Energy Oil

Oil price jumps as war escalates with attack on Iran’s South Pars field, Asaluyeh oil facilities

Photo caption: Oil

 

Crude rallied after Iran said some of its energy facilities had come under attack and threatened retaliation on oil and gas facilities in neighboring countries.

Brent spiked above $108 a barrel, after adding more than 3% on Tuesday. Iranian state TV said part of the giant South Pars gas field was hit in an airstrike, as were Asaluyeh oil industry facilities. Iran pledged to strike back and hit enemy sites previously thought to be safe, the semi-official Fars news agency reported.

The attack on Iranian energy assets is the latest escalation in a conflict that’s disrupting swaths of global oil supply. Brent crude has surged almost 80% this year, with traffic all-but halted through the Strait of Hormuz, which handles about a fifth of the world’s oil and liquefied natural gas.

The conflict has sent energy prices soaring, triggered fuel shortages in Asia and spawned concerns about faster global inflation. European gas futures also jumped after the attack.

“The immediate impact of a potential closure of the Strait of Hormuz, something the US administration may have significantly underestimated, is higher energy prices,” said Tamas Varga, an analyst at brokerage PVM. “The US’s objectives in Iran remain unclear, and the end of the conflict is nowhere in sight.”

Iran earlier also vowed revenge for attacks that led to the death of its security chief Ali Larijani, while President Donald Trump said the US could end the conflict in the near future.

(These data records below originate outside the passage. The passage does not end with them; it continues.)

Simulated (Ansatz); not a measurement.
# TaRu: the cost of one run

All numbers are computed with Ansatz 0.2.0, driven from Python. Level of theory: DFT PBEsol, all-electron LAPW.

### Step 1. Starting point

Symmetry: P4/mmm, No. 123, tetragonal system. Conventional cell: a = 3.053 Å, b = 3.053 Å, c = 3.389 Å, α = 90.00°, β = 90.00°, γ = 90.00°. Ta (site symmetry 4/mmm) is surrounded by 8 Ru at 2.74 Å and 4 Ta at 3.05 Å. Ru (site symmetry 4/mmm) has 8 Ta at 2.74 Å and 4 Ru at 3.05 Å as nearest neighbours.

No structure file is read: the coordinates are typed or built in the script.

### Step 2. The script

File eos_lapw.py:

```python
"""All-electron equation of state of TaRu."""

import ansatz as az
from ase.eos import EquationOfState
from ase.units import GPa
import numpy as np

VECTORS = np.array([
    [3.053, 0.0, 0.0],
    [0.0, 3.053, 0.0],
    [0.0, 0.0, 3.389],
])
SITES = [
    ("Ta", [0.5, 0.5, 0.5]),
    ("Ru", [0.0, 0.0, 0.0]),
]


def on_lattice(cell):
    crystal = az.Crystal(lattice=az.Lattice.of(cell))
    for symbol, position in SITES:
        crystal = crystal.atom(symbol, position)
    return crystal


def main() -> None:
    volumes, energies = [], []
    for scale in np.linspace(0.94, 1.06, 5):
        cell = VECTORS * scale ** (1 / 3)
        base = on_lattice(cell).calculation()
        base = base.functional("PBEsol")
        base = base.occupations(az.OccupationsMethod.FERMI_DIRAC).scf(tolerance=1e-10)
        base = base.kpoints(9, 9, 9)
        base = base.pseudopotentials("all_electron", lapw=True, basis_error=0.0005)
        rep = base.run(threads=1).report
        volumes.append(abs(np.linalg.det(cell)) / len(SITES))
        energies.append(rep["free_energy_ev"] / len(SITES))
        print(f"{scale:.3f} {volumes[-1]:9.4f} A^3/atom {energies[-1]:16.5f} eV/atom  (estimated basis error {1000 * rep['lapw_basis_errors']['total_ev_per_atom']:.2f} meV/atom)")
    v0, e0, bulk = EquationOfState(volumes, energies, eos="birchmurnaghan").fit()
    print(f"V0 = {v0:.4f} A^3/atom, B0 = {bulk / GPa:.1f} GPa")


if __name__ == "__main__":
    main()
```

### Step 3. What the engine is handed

Gulf nations are still enacting workarounds for Hormuz. Iraq will resume exports through a pipeline that links the semi-autonomous region of Kurdistan to Turkey’s Mediterranean port of Ceyhan. But the rerouting can only ship a fraction of the OPEC producer’s output, which has dropped to about a third of levels before the war.

Fuel price hikes — with US diesel prices at the pump topping $5 a gallon this week — will be scrutinized by central bankers around the world as they steer monetary policy. US Federal Reserve officials gather later on Wednesday to set interest rates, though no change is expected.

The oil market’s focus remains firmly on the Hormuz chokepoint. Traffic conditions are now shaped by a political calculus, with Iran likely allowing just a handful of vessels to transit based on their affiliations, while deterring or blocking most others.

Though headline price moves have been more muted in recent days, other gauges in crude markets are still seeing wild swings. West Texas Intermediate crude’s discount to Brent expanded to more than $11 at one point on Wednesday, the biggest since July 2022. US futures have weakened in part because of hedging around the release of emergency reserves.

“With no end in sight to hostilities, shut-ins rising on a daily basis, and the Strait technically closed, we remain of the view that Brent is set to remain in a new, higher $95-to-$110 range,” said Robert Rennie, head of commodity research at Westpac Banking Corp. “Were we to see a major refinery plant hit or confirmation of additional mining of the strait, we would expect that range to extend higher by another $10-$20,” he added.